Lieutenant Charles Edmund Phipps

Lieutenant Charles Edmund Phipps


A carte-de-visite portrait of Lieutenant Charles Edmund Phipps (1844-1906) of the Scots Fusilier Guards.

Born on 11 June 1844, he was the elder son of the Honourable Sir Charles Beaumont Phipps, Treasurer of the Royal Household. His mother was Margaret Anne Bathurst, daughter of the Bishop of Norwich. His paternal grandfather was Henry Phipps, 1st Earl of Mulgrave.
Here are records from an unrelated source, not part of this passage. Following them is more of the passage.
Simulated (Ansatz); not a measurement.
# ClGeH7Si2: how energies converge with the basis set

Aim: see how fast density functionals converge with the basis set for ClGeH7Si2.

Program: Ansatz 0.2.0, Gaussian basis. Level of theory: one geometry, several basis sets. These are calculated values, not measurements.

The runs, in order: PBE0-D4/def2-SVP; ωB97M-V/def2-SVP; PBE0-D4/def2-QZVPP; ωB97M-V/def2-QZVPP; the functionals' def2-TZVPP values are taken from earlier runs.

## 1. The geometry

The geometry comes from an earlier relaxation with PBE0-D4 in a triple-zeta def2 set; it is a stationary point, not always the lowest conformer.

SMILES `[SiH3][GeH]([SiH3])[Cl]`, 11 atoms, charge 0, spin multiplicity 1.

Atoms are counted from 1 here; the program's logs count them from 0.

On 2 April 1853 he was appointed a Page of Honour to her Majesty (Illustrated London News, 9 April 1853). When he joined the Scots Fusilier Guards in 1861, his appointment prompted an irate editorial in the Army and Navy Gazette (22 June 1861): 'There can be no objection that Her Majesty's pages of honour should obtain commissions in the Household Brigade without purchase, but we think it may be reasonably urged that these appointments should not take place until there are vacancies. There is no vacancy now in the Scots Fusilier Guards, and in the instance of Mr Phipps the public will have to pay, for probably a year or eighteen months, for an officer supernumerary to the establishment, and unnecessary to the efficiency of the regiment. [...] We are far from sharing the very inconsiderate and unjust antipathy with which the name of Phipps is regarded by some of the public. We see no reason why Mr Phipps should not get an appointment. But we do think it unreasonable that a place should be created for his behoof, which is admittedly beyond the requirements of the public service.'

On 2 June 1868 he married Susan Stewart Geddes, daughter of the Very Reverend John Gamble Geddes, Dean of Niagara. Their marriage produced eight children.

He and his wife appear on the 1871 census living at Reigate in Surrey. Charles gave as his profession ‘Captain 29th Regiment.'

In 1874 Captain Phipps was appointed one of the 'Gentlemen Ushers Daily Waiters in Ordinary' to her Majesty (Morning Post, 13 June 1874), a position he held for two years. In 1876, by which time he had transferred to the 18th (Royal Irish) Regiment, he was appointed a Groom-in-Waiting in Ordinary to her Majesty.

Major Charles Edmund Phipps died on 29 November 1906, at the age of 62.

Photographed by Camille Silvy of London on 18 December 1861.